Another tribute to the uselessness and arrogance of aphorisms (Blog# 11) is “People judge you by your friends.” This instance of great judicial wisdom would predict that the perceived quality, positive or negative, of the people with whom you choose to associate, will be determinative of your evaluated worth. Unfortunately, this reductive phrase is as popular as it is ignorant.
Our theme here, however, centers on the word, “friend”, its defining characteristics and function. In truth, the dynamics and role of this positive phenomenon may be the most salutary and life-affirming of all interactive relationships.

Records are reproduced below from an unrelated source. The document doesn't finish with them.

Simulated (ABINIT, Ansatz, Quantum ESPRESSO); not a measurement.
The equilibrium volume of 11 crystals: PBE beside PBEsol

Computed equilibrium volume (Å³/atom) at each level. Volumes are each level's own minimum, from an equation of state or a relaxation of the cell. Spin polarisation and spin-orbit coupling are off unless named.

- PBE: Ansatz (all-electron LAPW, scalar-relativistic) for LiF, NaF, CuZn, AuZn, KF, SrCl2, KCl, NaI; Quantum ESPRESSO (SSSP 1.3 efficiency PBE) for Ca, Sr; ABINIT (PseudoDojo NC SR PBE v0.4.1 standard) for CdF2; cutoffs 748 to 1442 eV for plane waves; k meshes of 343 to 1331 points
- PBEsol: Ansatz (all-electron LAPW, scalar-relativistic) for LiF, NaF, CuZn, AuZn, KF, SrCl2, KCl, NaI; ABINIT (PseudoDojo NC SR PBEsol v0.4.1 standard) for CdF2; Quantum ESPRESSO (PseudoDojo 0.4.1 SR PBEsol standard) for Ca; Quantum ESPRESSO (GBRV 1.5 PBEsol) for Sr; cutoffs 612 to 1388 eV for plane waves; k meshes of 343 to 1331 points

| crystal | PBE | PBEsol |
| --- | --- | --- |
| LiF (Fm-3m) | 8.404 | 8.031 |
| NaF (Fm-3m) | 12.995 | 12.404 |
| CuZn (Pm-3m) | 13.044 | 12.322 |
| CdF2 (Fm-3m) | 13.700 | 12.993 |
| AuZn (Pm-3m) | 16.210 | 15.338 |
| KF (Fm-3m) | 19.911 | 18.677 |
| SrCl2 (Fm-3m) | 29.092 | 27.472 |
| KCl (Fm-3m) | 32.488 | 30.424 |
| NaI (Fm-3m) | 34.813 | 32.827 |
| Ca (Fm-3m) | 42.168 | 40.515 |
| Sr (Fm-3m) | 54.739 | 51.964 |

We would, perhaps too formally, define “friendship” as the recognized status of loyal relationship with common purpose. It may be distinguished from the word, “acquaintance” which we understand to be as well a relationship of familiarity, but with less depth and commitment. In “friendship” we not only recognize each other as a familiar, but are in such close interaction that we support each other’s personality and patterns of intimacy.
Friends can be observed in a myriad of categories, childhood friends (most, later become acquaintances), neighbor friends (example, young mothers with babies), family friends (rare), political and business friends, where common ties have morphed into friendship.
Friends with whom we frequently interact serve as consistent assurances and confirmation of our personal identity and self-image. Sometimes there are beliefs and behaviors that, in fact, are at variance with ours, but they too meet our expectations and so confirm our identity. Family friends may be less numerous and more complicated since they seem at times to depend upon loyal consensus of judgment concerning some historical fact or certain individuals.
Life without friends would be insular and lonely. It may be observed that our interaction with friends not only provides the office of confirming our self-image but also helps determine our tastes, opinions and to a certain extent, even our personal appearance. It is also the experience that it is somewhat comforting and calming to grow older with other contemporary familiars.
However, in fairness, friends are not the exclusive baseline for our take on reality. There are many significant relationships which fall short of the criteria for friendship but which do confirm us in our roles and identity. Neighbors, shopkeepers, barbers and hair dressers, bank clerks, newspaper salespeople, and the like, are all part of our regular dramatis personae, and by reason of their predictable presence and consistent function do confirm us in our familiar place in the scene.
As an illustrative example, we have observed a small group of commuter train riders who for many years occupy proximate seats so as to enable their participation in a regular game of cards on the way to Pennsylvania Station. Despite the fact that this coterie has so participated for a great many years, little is in truth known, each about the other, with the exception of first names and little else concerning their personal lives; yet the early morning card game has become a matter of significant institutional importance to their life’s routine.
While interaction with friends is of inestimable value in the quality of our lives so, in the same way many of our casual, but regular, interactions with identifiable others, add zest and identifiable structure to our lives and should not be undervalued.
An interesting category of friendly relationship is the short-lived, temporary bond between fellow vacationers. In this situation, we have the opportunity to take particular notice of our own familiar social skills and personality in the ephemeral situation. It may be observed that irrespective of any and all sincere and energetic expressions of undertakings to perpetuate the relationship beyond the period of the holiday, such good intentions rarely materialize.
The exalted role of friends, and the more mundane existence of acquaintances, together play essential parts in life’s acceptable and positive scenario.
-p.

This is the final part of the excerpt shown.